Chronology of Events
in Portugal



Portuguese guerrillas bomb troop ship bound for Guinea-Bissau (April 9). Inflation and unemployment high as fascist regime fights losing colonial wars in Africa. Caetano fascist regime overthrown by military (April 25). Thousands of workers take to the streets during struggle, demanding "Down with colonial war! Freedom for political prisoners!" General Antonio Spinola emerges at head of Armed Forces Movement. Top officials of Caetano regime allowed to leave the country. Leaders of left parties return to Portugal from exile. SP and CP join with Armed Forces in coalition government. Workers round up fascist police in the streets, begin purge of administration of state-run institutions.
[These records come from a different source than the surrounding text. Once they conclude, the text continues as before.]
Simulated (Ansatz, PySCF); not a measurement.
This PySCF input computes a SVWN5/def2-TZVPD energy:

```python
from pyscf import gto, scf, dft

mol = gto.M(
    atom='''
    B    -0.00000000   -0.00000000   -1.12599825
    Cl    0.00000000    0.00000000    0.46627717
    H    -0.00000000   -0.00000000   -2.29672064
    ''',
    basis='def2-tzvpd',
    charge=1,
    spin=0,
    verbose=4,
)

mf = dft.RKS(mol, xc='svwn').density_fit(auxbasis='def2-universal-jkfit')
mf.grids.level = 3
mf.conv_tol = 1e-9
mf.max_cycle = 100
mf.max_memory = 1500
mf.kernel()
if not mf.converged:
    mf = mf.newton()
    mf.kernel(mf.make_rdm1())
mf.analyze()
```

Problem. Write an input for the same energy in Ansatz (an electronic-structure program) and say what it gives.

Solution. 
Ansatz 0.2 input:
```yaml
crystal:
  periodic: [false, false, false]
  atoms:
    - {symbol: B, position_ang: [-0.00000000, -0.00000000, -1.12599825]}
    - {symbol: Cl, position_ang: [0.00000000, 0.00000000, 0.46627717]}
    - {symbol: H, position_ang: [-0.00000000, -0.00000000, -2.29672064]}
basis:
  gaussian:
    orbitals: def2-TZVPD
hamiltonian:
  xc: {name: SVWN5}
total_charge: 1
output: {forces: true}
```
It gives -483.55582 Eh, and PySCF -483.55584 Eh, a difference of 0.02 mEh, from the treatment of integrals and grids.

Huge May Day demonstration in Libson. Strikes in food production, transportation, and manufacturing industries sweep Portugal. Spinola attacks the strikers; CP calls some strikes "fascist inspired." Revolutionary movements fighting in Portugal's African colonies reject Spinola's appeal to disarm. Spinola becomes president (May 16), receives first diplomatic visit from U.S. ambassador. Demonstration of 6,000 in Lisbon demands Portuguese troops out of Africa (May 25). Air Force General Carlos Galvao de Melo threatens military will "not tolerate massive strikes."


Government censorship reimposed. Left-wing editor Luis Saidanha Sanches arrested for advocating desertion of Portuguese troops in Africa. Armed forces assume full control of state-run radio and TV (June 19). Cabinet (including SP and CP) issues decree making it illegal to incite military disobedience, strikes, unauthorized demonstrations, or to offend the president, members of the Council of State, or the cabinet. SP leader and foreign minister, Mario Soares, attends NATO conference in Ottawa. Nixon visits Spinola in the Azores.


Spinola appoints former fascist cabinet member as ambassador to UN, provoking large street demonstrations. Spinola confines leftists troops to barracks (July 6-7), sends troops considered right-wing to break up leftist demonstration. "Economic reform" law issued (July 6) that limits right to strike, strengthens private property, encourages foreign investment. Thousands of civil servants demonstrate against law (July 8).


Spinola announces Portual is ready to "grant" independence to African colonies, but insists guerrillas lay down their arms. Guerrilla groups continue struggle; Guinea-Bissau and Mozambique make plans for independence with Portugal unable to mount any offensive there.


Rightist rally called by President Spinola in name of "silent majority" is canceled after armed workers, peasants, and soldiers together set up roadblocks in Lisbon (September 27). Spinola resigns (Spetember 30).




Bourgeoisie, with support of SP, campaigns against law to unite unions in one labor federation. Government agrees on political independence for Angola, dropping demands that Angolans disarm before negotiation (January 15). Agreement provides for three Angolan Movements -- MPLA, FNLA and Unita -- sharing the power after official independence on November 11, 1975. Portuguese troops to remain in Angola for three months after that. Neo-fascist convention in Oporto broken up by leftists (January 25).


Attempted fascist coup by rightist officers is thwarted by an all-out mobilization of the workers and progressive military, with the CP playing a leading role in calling out the workers (March 11). Spinola flees to Spain. Almost all banks are nationalized (March 15). Premier Goncalves assures businessmen that government doesn't intend to nationalize whole economy. Workers and soldiers join in huge demonstration to honor soldier killed in the aborted coup. Junta bans two left and one rightist party from upcoming election (March 18). U.S. embassy, Ford, Kissinger all make threats against Portugal. Five NATO countries warn Portuguese President da Costa Gomes against "making Portugal a communist country."


Elections to Constituent Assembly give SP 38 percent, Popular Democrats 26 percent, CP 13 percent. Parties of center (SP and PD) had gained from government ban on right-wing Christian Democrats. Catholic Church campaigned against left, threatening to excommunicate those voting communist.


U.S. imperialism steps up campaign against Portugal. Ford attacks "swing to communism" at NATO meeting, then visits Franco in Spain. West Germany offers "aid" to Portugal if it keeps "democracy." Portuguese junta arrests hundreds of members of Maoist MRPP.